A generator is a machine that converts mechanical energy into electrical energy. Generators can be subdivided into two major categories depending on whether the electric current produced is alternating current (AC) or direct current (DC). The basic principle on which both types of generators work is the same, although the details of construction of the two may differ somewhat.
In 1820, Danish physicist Hans Christian Oersted (1777–1851) discovered that an electric current created a magnetic field around it. French physicist André Marie Amperè (1775–1836) then found that a coil of wire with current running through it behaved just like a magnet.

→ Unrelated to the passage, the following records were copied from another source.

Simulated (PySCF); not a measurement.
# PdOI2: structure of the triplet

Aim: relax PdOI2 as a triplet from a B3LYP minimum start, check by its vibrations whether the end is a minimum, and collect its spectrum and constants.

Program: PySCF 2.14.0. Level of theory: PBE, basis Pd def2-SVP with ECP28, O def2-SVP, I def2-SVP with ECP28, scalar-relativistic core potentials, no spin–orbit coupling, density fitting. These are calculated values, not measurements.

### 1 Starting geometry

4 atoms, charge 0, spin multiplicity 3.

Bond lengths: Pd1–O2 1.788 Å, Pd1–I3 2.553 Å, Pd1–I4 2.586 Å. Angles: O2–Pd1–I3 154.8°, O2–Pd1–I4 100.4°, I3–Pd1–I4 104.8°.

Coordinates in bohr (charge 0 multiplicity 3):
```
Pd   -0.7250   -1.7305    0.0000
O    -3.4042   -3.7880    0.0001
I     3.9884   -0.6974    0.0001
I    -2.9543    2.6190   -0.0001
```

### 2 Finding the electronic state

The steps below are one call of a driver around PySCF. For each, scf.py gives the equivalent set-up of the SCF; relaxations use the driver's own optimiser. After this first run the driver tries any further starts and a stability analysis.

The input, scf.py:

In about 1831, English physicist Michael Faraday (1791–1867) discovered the scientific principle on which generators operate: electromagnetic induction. By reversing the work of Oersted and extending the work of Amperè, Faraday reasoned that if a current running through a coiled wire could produce a magnetic field, then a magnetic field could induce (generate) a current of electricity in a coil of wire. By moving a magnet back and forth in or near a coil of wire, he created an electrical current without any other source of voltage feeding the wire.
Alternating current (AC): Electric current in which the direction of flow changes back and forth rapidly and at a regular rate.
Armature: A part of a generator consisting of an iron core around which is wrapped a wire.
Commutator: A slip ring that serves to reverse the direction in which an electrical current flows in a generator.
Direct current (DC): Electrical current that always flows in the same direction.
Electromagnetic induction: The production of an electromotive force (something that moves electricity) in a closed electrical circuit as a result of a changing magnetic field.
Slip ring: The device in a generator that provides a connection between the armature and the external circuit.
Faraday also discovered that it makes no difference whether the coil rotates within the magnetic field or the magnetic field rotates around the coil. The important factor is that the wire and the magnetic field are in motion in relation to each other. In general, most AC generators have a stationary (fixed) magnetic field and a rotating coil, while most DC generators have a stationary coil and a rotating magnetic field.
A magnet creates magnetic lines of force on either side of it that move in opposite directions. As the metal coil passes through the magnetic field
in a generator, the electrical power that is produced constantly changes. At first, the generated electric current moves in one direction (as from left to right). Then, when the coil reaches a position where it is parallel to the magnetic lines of force, no current at all is produced. As the coil continues to rotate, it cuts through magnetic lines of force in the opposite direction, and the electrical current generated travels in the opposite direction (as from right to left). The ends of the coil are attached to metal slip rings that collect the electrical current. Each slip ring, in turn, is attached to a metal brush, which transfers the current to an external circuit.
Thus, a spinning coil in a fixed magnetic field will produce an alternating current, one that travels first in one direction and then in the opposite. The rate at which the current switches back and forth is known as its frequency. Ordinary household current alternates at a frequency of 60 times per second (or 60 hertz).
The efficiency of an AC generator can be increased by substituting an armature for the wire coil. An armature consists of a cylinder-shaped iron core with a long piece of wire wrapped around it. The longer the piece of wire, the greater the electrical current that can be generated by the armature.
Commercial generators. One of the most important uses of generators is the production of large amounts of electrical energy for use in industry and homes. The two most common energy sources used in operating AC generators are water and steam. Both of these energy sources have the ability to drive generators at the very high speeds at which they operate most efficiently, usually no less than 1,500 revolutions per minute.
In order to generate hydroelectric (water) power, a turbine is needed. A turbine consists of a large central shaft on which are mounted a series of fanlike vanes. As moving water strikes the vanes, it causes the central shaft to rotate. If the central shaft is then attached to a very large magnet, it causes the magnet to rotate around a central armature, generating electricity.
Steam power is commonly used to run electrical generating plants. Coal, oil, or natural gas is burned—or the energy from a nuclear reactor is harnessed—to boil water to create steam. The steam is then used to drive a turbine which, in turn, spins a generator.
An AC generator can be modified to produce direct current (DC) electricity also. This change requires a commutator. A commutator is simply a slip ring that has been cut in half, with both halves insulated from each other. The brushes attached to each half of the commutator are arranged so that at the moment the direction of the current in the coil reverses, they slip from one half of the commutator to the other. The current that flows into the external circuit, therefore, is always traveling in the same direction. This results in a steadier current.